Post · bonfire.cafe

@hipsterelectron@circumstances.run · 11 hours ago

are filesystems on linux just safer than the network subsystems or do filesystems just never expose any interface besides posix i/o so they have a much smaller and better-characterized attack surface?

d@nny disc@ mc²

@hipsterelectron@circumstances.run · 6 hours ago

i believe to execute mount you have to be root and i believe this includes overlayfs so if you want your ephemeral overlayfs (a very basic thing to want) you need to fucking:

unshare with the incantation that maps your current uid to 1 (root), producing an interactive subshell
from this persistent subshell, mount into a named directory to construct the ephemeral overlay
fucking unshare again to map the overlay dir as root fs, with extra incantations for each isolation mode (e.g. network)
execute your process
output in overlay chroot

and of course you most definitely cannot isolate everything and allowlist, linus torvalds assumes you just want to isolate one thing at a time. there's a flag for like maintaining a persistent directory or file for the namespace? but i don't know what that does?

d@nny disc@ mc²

@hipsterelectron@circumstances.run · 6 hours ago

and that still doesn't at all let you optimize across the three musketeers of i/o from above:

application-level write chunking
i/o visibility scheduling/prefetching
persistence

d@nny disc@ mc²

@hipsterelectron@circumstances.run · 6 hours ago

omg wait does this mean i get to make my own libc. god i'm gonna have to if i want to run any code right

d@nny disc@ mc²

@hipsterelectron@circumstances.run · 6 hours ago

ok i want to learn what the hell a memory manager is and whether it's anything like an engineering manager. ugh i don't know any of this and i'm gonna have to issue special processor instructions too. i'm overwhelmed now time for something else

~43 more replies

d@nny disc@ mc²

@hipsterelectron@circumstances.run · 6 hours ago

oh i can port musl probably

d@nny disc@ mc²

@hipsterelectron@circumstances.run · 6 hours ago

the reason i think this ~must~ be an OS is because:

i absolutely want to do an insane filesystem
i am infatuated with the idea of scratch memory (stack/heap) < strict per-process memory isolation < prefetching/merging (a memory architecture which never shares memory across processes and uses i/o visibility to schedule construction of each new process memory space)
i want to know which bits are flipped in persistent nvme and modulate the precise EM waves sent over network radios for cryptography reasons

d@nny disc@ mc²

@hipsterelectron@circumstances.run · 5 hours ago

basically i think linux constantly screaming ZERO-COPY!!!! as the only possible way the kernel can optimize i/o is annoying, unimaginative, and ascientific. it seems obvious that splice() should just allocate a free page and copy. io_uring should just be getdents() (maybe two distinct buffers as a struct arg, submitted in a synchronous syscall).

d@nny disc@ mc²

@hipsterelectron@circumstances.run · 5 hours ago

ok i do see io_uring has a mode to link dependent i/o operations. i'm pretty sure the "zero-copy" claim is deeply misleading however and i've just found this incredible quote

d@nny disc@ mc²

@hipsterelectron@circumstances.run · 5 hours ago

As soon as an sqe is consumed by the kernel, the application is free to reuse that sqe entry. This is true even for cases where the kernel isn't completely done with a given sqe yet.
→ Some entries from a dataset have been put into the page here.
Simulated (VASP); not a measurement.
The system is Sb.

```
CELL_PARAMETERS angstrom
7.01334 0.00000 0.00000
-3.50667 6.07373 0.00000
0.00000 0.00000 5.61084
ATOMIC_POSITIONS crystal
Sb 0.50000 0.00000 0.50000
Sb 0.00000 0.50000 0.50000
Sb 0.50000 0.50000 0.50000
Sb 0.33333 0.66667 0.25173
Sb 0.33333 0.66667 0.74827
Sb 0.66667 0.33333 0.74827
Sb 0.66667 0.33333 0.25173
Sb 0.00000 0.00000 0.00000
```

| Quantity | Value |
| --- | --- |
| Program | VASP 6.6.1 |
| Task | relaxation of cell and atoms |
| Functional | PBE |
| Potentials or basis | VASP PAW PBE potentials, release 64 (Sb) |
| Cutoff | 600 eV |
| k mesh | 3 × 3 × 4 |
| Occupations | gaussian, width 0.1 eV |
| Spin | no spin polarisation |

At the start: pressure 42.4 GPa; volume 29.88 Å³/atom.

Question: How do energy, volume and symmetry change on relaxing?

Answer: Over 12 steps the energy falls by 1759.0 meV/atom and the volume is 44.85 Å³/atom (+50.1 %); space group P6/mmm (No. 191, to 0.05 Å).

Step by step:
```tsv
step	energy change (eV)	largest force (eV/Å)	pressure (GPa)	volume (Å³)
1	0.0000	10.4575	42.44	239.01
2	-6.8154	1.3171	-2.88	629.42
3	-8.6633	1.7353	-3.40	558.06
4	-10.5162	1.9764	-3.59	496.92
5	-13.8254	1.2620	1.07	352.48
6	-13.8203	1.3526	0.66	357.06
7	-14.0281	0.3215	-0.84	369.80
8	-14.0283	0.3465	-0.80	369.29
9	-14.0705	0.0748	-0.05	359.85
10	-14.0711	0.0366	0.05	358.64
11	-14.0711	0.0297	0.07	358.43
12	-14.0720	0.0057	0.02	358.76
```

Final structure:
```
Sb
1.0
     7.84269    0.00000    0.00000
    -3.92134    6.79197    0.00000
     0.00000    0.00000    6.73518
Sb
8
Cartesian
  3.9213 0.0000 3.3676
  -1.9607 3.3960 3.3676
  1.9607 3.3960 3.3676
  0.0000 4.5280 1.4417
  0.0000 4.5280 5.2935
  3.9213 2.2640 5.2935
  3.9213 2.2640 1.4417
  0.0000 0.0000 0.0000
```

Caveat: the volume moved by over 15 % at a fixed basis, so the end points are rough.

sqe means "submission queue entry". "sqe entry" has not been defined.

If the kernel does need to access it after the entry has been consumed, it will have made a stable copy of it.

so the kernel is copying!!! he admit it!!!!!

d@nny disc@ mc²

@hipsterelectron@circumstances.run · 4 hours ago

and in fact copying data from user space means you can schedule independently of user space too!!! a ring buffer is a very specialized instrument for serialization of data. io_uring is not doing that! each individual sqe may have wildly different latencies and affect wildly variable subsystems.

furthermore, unlike getdents(), the ring "size" (number of elements) does not meaningfully limit the amount of data in flight. each operation may invoke additional internal buffering, because the kernel can't write the completed entry until it's copied to/from userspace.

d@nny disc@ mc²

@hipsterelectron@circumstances.run · 4 hours ago

oh my fucking god the kthread just goes to sleep after a while. this is why you don't implement an event loop in the kernel! this is why you use a goddamn synchronous syscall with a fixed-size buffer!!!

d@nny disc@ mc²

@hipsterelectron@circumstances.run · 4 hours ago

then it says "a userspace application has no way to know if the data it's going to fetch next is cached or not." completely backwards. a userspace application is the only one who can tell the kernel what data it's going to fetch next. the kernel is the one to manipulate the cache

d@nny disc@ mc²

@hipsterelectron@circumstances.run · 4 hours ago

oh and of course this is actually all missing the point that the page cache strongly couples "writing user data into the kernel" with "the data is now globally visible". i do not want this? please employ basic pipelining techniques?

d@nny disc@ mc²

@hipsterelectron@circumstances.run · 4 hours ago

who would you ever want the kernel to copy from the network directly into a userspace pointer which you just have to remember cannot be read from until you pull the appropriate completed queue entry. and its size is unknown except from the appropriate entry?

d@nny disc@ mc²

@hipsterelectron@circumstances.run · 4 hours ago

enough of this nonsense